Schwab article linked this AARP's 1040 tax calculator which seems pretty robust.

aarp-1040-tax-calculator

Fidelity:
Here's how to think about taxes, RMDs, and long-term savings when you stop working.
personal-finance/taxes-in-retirement

A helpful Calculator for helping determine taxes on ST or LT Capital Gains:
capital-gains-tax-calculator

Comments

  • Thanks @bee Timely info for me, as I enter that phase of life.
  • Thank you.
    I'll review this information later.
  • Thank you @bee. Like @DrVenture, i am nearly here. These are invaluable information.
  • One more from Humble Dollar:
    When it comes to tax planning for retirement, there’s one key principle I see as most important, and that’s the idea that in retirement, the goal is to minimize your total lifetime tax bill. That’s important because a fundamental shift occurs the day that retirement arrives: In contrast to our working years, when taxes are, to a large degree, out of our control, in retirement, taxes are much more within our control. By choosing which investments to sell and which accounts to withdraw from, retirees have the ability to dial their income—and thus their tax rate—up or down in any given year.

    The challenge, though, is that tax planning can be like the game Whac-A-Mole. Choose a low-tax strategy in one year, and that might cause taxes to run higher in a future year. That’s why—dull as the topic might seem—careful tax planning is important. To get started, I recommend this three-part formula:
    tax-smart-retirement/
  • Thanks @bee, we will be doing several Roth conversion before 73. The market has been kind to us and we may end up in higher tax bracket in retirement according to our calculation. Healthcare cost is rising fast this year than that of inflation rate.
  • A game of Whac-a-mole describes it perfectly. Or Newton's law. For every (tax) action, there is an equal and opposite reaction, may also be true.

    Another unexpected consequence can be NIIT. When taxable income rises high enough that investment income is impacted, as a consequence. One to be aware of. For 2025 a MAGI of $250,000 triggers this.
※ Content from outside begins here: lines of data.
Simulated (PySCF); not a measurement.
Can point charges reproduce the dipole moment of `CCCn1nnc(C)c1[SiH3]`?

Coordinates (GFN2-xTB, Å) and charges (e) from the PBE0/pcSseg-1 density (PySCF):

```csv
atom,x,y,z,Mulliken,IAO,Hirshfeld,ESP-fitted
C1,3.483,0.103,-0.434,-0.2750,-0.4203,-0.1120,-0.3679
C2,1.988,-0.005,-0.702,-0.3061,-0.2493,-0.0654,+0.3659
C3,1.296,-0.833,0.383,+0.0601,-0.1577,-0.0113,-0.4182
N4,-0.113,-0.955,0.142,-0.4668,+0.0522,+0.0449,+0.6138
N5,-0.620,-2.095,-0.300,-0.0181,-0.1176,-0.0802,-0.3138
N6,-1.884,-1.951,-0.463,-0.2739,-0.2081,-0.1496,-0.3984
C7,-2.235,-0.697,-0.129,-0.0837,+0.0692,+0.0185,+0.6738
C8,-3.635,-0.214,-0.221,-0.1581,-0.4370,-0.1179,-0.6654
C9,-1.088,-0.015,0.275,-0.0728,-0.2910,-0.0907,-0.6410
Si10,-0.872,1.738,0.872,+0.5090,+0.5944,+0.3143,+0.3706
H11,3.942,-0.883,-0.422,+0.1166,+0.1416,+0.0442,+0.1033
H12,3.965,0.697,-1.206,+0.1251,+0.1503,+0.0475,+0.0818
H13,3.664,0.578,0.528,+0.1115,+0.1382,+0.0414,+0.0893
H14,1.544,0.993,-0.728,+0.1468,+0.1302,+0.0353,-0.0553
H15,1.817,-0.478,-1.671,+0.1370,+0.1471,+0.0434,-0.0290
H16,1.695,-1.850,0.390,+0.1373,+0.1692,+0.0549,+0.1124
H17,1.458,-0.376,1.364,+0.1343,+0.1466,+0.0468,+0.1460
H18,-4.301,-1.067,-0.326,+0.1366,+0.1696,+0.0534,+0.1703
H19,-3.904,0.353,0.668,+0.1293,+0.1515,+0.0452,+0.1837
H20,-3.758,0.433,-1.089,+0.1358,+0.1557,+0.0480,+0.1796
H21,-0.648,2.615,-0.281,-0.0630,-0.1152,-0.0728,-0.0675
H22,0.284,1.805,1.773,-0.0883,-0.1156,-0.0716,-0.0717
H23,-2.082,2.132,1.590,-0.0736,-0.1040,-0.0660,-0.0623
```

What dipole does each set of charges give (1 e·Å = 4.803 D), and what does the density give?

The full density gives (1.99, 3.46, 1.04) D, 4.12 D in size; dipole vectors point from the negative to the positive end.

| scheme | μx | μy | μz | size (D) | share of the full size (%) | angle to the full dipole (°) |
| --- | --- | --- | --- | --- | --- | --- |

    So many different angles to consider.
  • edited March 8
    One more item unfortunately many don't consider. Death of a spouse changes your tax brackets dramatically from MFJ to Single. Another reason to bump up Roth conversions is if you have a spouse with serious health issues. Sad and something we hate to think about but it rears its ugly head as we age.
  • Good point @gman57 I had not considered that IRT a Roth conversion.
  • So instead of starting a T-IRA, Start a Roth IRA. That would help the most in my mind. FWIW
    Yes I know the Roth wasn't around when most of us started saving for retirement. Comment made for the younger generation.
  • edited March 9
    Roth IRA started in 1998, but the income limit of $100K for them was eliminated only in 2010. So, Roth IRA became viable for many only after 2010 - not loo long ago. Roth IRA income limits now are higher.
  • edited March 9
    I converted my IRA to a Roth IRA in 1998 or 1999.
    If I remember correctly, taxes due could be paid off over four years at the time.
    IRA contribution limits were only $2000 for those under 50.
  • edited March 9
    We participated in Roth 401(k) when it became available in 2006 with the company where we worked. It allows for higher contribution limit than those of Roth IRA. The 2026 limit is $24,500 and the catch-up is $8,000 for those over age of 50. Roth 401(k) is funded with after-tax dollar and the entire account is tax-free upon withdrawal. My company matching contribution, however, goes to the traditional 401(k) with pre-tax dollars.

    More recently, Roth conversion is allowed within the participant’s tradition 401(K) account. You pay tax on that year of conversion. I will be doing that when the market pull back in this Iran war. While compounding growth is a good thing, the tax burden upon withdrawal is not apparent until later in life.
  • When someone inherits retirement accounts such as a 401(k), Roth IRA, and Traditional IRA, are some of these more valuable to the beneficiary from a tax standpoint?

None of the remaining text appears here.